Seriously, folks. No, I'm not really conspiring to commit murder, but there are certain people in life who always have the wrong thing to say. They strain out a gnat and swallow a camel. For some reason my Christianity sneaks out with the garbage and I want to start a good ole American catfight, claws and all.
Seriously. The funny thing is, and I don't mean ha-ha funny, is that seven churches in our area just completed a series of seven nightly meetings as an outreach and to bring more unity among churches. We had wonderful, uplifting services and heard some excellent preaching that definitely made me reconsider some of my lines of thinking. Such as being cynical in one breath and asking God's spirit to move among us in the next moment. Ha. So why do I want to slug this person, put laxative in their coffee, shave their pet, etc., etc.?
I plead the fifth on the situation, since blogworld is actually a small place and someone who knows me may read this and wonder who I'm talking about. I won't even get into the scenario and this person's snide, asinine, inane, inept, mealy-mouthed, self-righteous, uninformed, sour grapes comments, especially since I know their real motivation for what they said. Snicker.

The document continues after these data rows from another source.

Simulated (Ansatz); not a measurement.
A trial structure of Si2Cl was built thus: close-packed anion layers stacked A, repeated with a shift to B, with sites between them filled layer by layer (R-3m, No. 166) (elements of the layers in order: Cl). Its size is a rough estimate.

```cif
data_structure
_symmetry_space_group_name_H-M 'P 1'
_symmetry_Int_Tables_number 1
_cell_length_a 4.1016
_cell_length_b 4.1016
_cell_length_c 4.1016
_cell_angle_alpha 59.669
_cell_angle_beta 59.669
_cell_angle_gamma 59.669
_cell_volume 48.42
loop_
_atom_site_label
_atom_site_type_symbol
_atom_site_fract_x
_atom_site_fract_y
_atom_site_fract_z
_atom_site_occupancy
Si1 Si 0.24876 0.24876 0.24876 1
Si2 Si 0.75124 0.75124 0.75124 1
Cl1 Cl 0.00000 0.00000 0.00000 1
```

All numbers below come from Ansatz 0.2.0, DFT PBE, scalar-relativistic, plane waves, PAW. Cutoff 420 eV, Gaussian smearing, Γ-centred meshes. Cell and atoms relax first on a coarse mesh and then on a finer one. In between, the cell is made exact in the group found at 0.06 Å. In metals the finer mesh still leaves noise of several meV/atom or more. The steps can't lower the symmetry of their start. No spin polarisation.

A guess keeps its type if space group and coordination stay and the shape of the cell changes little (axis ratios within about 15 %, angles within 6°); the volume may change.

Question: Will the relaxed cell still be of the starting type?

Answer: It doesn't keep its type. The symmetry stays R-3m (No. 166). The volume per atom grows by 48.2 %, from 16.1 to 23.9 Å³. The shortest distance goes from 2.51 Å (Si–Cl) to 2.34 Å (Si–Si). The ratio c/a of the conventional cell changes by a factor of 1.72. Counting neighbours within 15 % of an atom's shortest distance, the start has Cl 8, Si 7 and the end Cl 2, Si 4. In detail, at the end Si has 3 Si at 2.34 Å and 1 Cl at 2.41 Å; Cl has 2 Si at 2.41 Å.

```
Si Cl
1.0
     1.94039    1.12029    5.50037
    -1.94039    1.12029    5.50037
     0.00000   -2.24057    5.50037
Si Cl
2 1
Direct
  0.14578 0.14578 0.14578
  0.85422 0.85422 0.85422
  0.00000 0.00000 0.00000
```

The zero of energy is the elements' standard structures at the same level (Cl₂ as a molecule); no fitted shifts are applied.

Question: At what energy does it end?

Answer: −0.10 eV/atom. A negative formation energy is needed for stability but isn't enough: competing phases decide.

I do want to tell them, "Would you just do me a favor and go away? Take your nitpickiness elsewhere, your rebellion, your fake piety, your innate ability to say the wrong thing at the right time. Just go away. Siberia or Guam or Bora Bora would be wonderful choices." Of course I would say this with the utmost Christian luuuv.
I think I'm done now. I'm still a fallible woman trying to make her way and get it right. No, this is a reminder that I don't have it all together.
And guess what? Tomorrow is our monthly women's group meeting. Weeee!